The National Association of REALTORS® (NAR) recently submitted an Amicus Brief to the U.S. Supreme Court in one of the most important property rights cases in a decade. Tyler v. Hennepin County addresses the practice of “home equity theft,” where state and local authorities take foreclosed homes for tax sales, no matter how small the amount of taxes due or how large the amount of accrued equity.
Local governments nationwide have the right to take people’s homes when they don’t pay their taxes. In most states, extra money from tax sales goes back to the former owners. If a family owes $1 0,000 and the government sells their old home for $150,000, they can get $140,000. But in about a dozen states, the government keeps all $150,000.
Geraldine Tyler, a 93‐year‐old woman on a fixed income, owned property in Minneapolis. When she could not pay her $2,300 property tax bill, which eventually turned into nearly $12,700 with interest and fees, Hennepin County seized and sold her property to pay the bill. But instead of keeping just the $12,700 owed, the county kept the entire $40,000 from the sale—because Minnesota is one of 14 states that allows itself to take all the proceeds from tax foreclosures.
This practice often affects the poor and elderly who own their homes free of a mortgage but don’t have enough discretionary income to pay property taxes. In another example, a Michigan family underpaid their property taxes by $144, spurring Wayne County to take two homes and sell them for $108,000, with the county keeping the remainder.

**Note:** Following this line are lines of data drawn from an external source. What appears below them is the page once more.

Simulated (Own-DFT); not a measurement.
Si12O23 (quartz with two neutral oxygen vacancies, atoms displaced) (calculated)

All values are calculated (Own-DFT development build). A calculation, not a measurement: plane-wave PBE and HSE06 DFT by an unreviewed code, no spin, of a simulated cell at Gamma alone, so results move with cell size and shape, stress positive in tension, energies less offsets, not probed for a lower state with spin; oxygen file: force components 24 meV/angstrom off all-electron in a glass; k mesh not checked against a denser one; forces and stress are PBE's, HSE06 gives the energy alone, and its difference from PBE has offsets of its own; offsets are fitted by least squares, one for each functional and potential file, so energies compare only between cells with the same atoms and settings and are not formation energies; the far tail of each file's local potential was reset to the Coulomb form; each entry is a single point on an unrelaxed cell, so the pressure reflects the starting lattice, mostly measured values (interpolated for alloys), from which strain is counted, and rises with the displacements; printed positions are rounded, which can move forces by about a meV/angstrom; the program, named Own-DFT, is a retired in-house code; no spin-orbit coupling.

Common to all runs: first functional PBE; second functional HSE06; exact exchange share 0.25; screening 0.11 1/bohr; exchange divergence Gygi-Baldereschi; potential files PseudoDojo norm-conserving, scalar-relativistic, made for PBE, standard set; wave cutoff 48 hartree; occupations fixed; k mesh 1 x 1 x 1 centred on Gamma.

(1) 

After Minnesota seized her assets, Tyler sued, arguing that the county unconstitutionally took her property without just compensation in violation of the Fifth Amendment’s Takings Clause. The 8th U.S. Circuit Court of Appeals affirmed the district court’s dismissal of her case because Minnesota law declared that the home equity was not Tyler’s private property, so there was no taking.
NAR’s Amicus Brief focused on the fact that permitting the government to erase these vested property rights by the stroke of a pen undermines a core premise of property ownership. These takings significantly impact the real estate industry because they divest property owners of hundreds of millions of dollars in equity each year. REALTORS® have an interest in seeing that property owners are not stripped of their equity interests without the just compensation required by the Fifth Amendment.
During the oral arguments, Hennepin County told the Supreme Court that Tyler had five years to pay the taxes or sell the property. And, it argued, Tyler couldn’t have recuperated the surplus money—and, therefore, doesn’t have standing to sue because she owed a mortgage and back homeowner association fees.
A majority of SCOTUS justices signaled during the oral argument that they were concerned with the state law at issue in Tyler’s case.
If the county’s reading of the law is correct, Chief Justice John Roberts asked, “What’s the point of the takings clause?” The framers of the Constitution, he said, were aware of the notion of eminent domain, “but they still wanted to protect private property.”
Few people deny the government’s power to take property to satisfy the owner’s debts, subject to due process and other protections, but a government should not be allowed to take more than it is owed.